Her father, the German entomologist Otto Plath, died when she was eight. All her writing can be read as a long wrestling with the father's absence – but also as a considerably wider wrestling with power, body, womanhood and language. To reduce her to ”the poem about Daddy” is to hear very little.

Bees, horses, moon

The most distinctive imagery of the late poems is not the great shock images but the recurring small ones: the bees (she kept bees with Hughes in Devon), the horse Ariel that she rode, the moon over the moor. It is an imagery anchored in her everyday life in the English countryside of 1962. The lyric power comes from her charging the ordinary with cosmic weight.

A bee poem like ”Stings” or ”The Bee Meeting” is not just about bees. It is about the collective, about queenship, about female power, about transformation. But first it is about bees. That is why it works. Plath never forgot that a metaphor must be anchored in something concrete in order to lift.

The ethics of rage

Female rage is unusual in poetry before Plath, at least as an openly avowed aesthetic. She grants herself permission to be furious, and she does so with such precision that the rage becomes beautiful without losing its edge. It is a kind of ethical act – to show that fury can be craft, not hysteria.

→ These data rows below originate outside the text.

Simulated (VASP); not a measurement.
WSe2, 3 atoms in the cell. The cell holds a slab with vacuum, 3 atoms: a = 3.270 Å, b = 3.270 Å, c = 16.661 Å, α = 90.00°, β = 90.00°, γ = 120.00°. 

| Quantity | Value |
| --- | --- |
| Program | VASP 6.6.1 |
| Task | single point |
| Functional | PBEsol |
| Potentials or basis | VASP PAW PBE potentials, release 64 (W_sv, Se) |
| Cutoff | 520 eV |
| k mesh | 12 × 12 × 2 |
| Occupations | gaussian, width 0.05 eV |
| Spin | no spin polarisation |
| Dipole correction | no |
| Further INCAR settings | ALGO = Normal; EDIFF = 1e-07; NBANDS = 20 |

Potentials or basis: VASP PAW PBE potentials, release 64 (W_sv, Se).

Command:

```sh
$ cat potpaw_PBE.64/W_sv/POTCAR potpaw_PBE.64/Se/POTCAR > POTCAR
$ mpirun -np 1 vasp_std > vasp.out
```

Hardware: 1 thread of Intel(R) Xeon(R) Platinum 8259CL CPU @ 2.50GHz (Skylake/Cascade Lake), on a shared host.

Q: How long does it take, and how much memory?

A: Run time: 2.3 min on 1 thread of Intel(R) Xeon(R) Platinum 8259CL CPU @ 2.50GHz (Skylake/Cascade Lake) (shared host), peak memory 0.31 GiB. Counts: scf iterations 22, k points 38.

That lesson has passed on to generations of poets after her, from Sharon Olds to Warsan Shire. Plath showed that one could write about the body, healthcare, marriage, motherhood and death with the same formal ambition that had ever been devoted to love or landscape. That women's experiences were not a particularly less worthy subject, but a subject as vast as any other.

The Hughes question

It is impossible to write about Plath without mentioning Ted Hughes. Their marriage, his infidelity, her suicide, his later handling of the estate – all of this has generated decades of debate. Hughes edited ”Ariel” posthumously and removed certain poems, rearranged others. The father's – pardon, the husband's – hand over her work is problematic in ways that feminist criticism has more than fairly pointed out.

Since 2004 there has been ”Ariel: The Restored Edition”, based on Plath's own ordering. Anyone who really wants to read her should begin there. Hughes' version is not unimportant – it was how the world met ”Ariel” for decades – but Plath's own ordering is a stronger, more coherent book. It ends on the word ”spring”, not on the word ”wall”.

The novel and the journals

Plath is not only ”Ariel”. ”The Bell Jar” (1963), her only novel, is one of the most readable accounts of psychological crisis and female adulthood in the 20th century. Her journals – fully published in 2000 – are one of the great discoveries of English-language prose, enormously funny, enormously sharp, enormously alive. She was a formidable observer of people.

To read the journals is to meet a wholly different Plath than the ”Ariel” myth gives. Here is a striving, ambitious, often cheerful young woman working tremendously hard to become who she wants to be – and succeeding, dearly bought but for real.

Beyond the myth

The film, the biographies, the comparisons with Anne Sexton, the constant quoting of ”Lady Lazarus” – all of this risks turning Plath into a cultural icon rather than a living poet. The simplest remedy is to read her slowly and attentively, one poem at a time, preferably aloud.

Begin with ”Morning Song” – one of world literature's most exact poems about becoming a mother. Move on to ”Tulips”, ”Daddy”, ”Ariel” itself. Listen for the rhythm, for that is where she lives. The reader who learns to listen for Plath's beat discovers a poet who not only complains but composes.

She died at thirty, in February 1963 in London. But the ”Ariel” poems, posthumously published by Ted Hughes in 1965, continue to burn with a fire all their own, coldly clear-sighted. It is not a victim's voice we hear. It is a master's. And as with all masters, her work is not finished being read after one reading. It waits – year after year – for you to return with larger ears.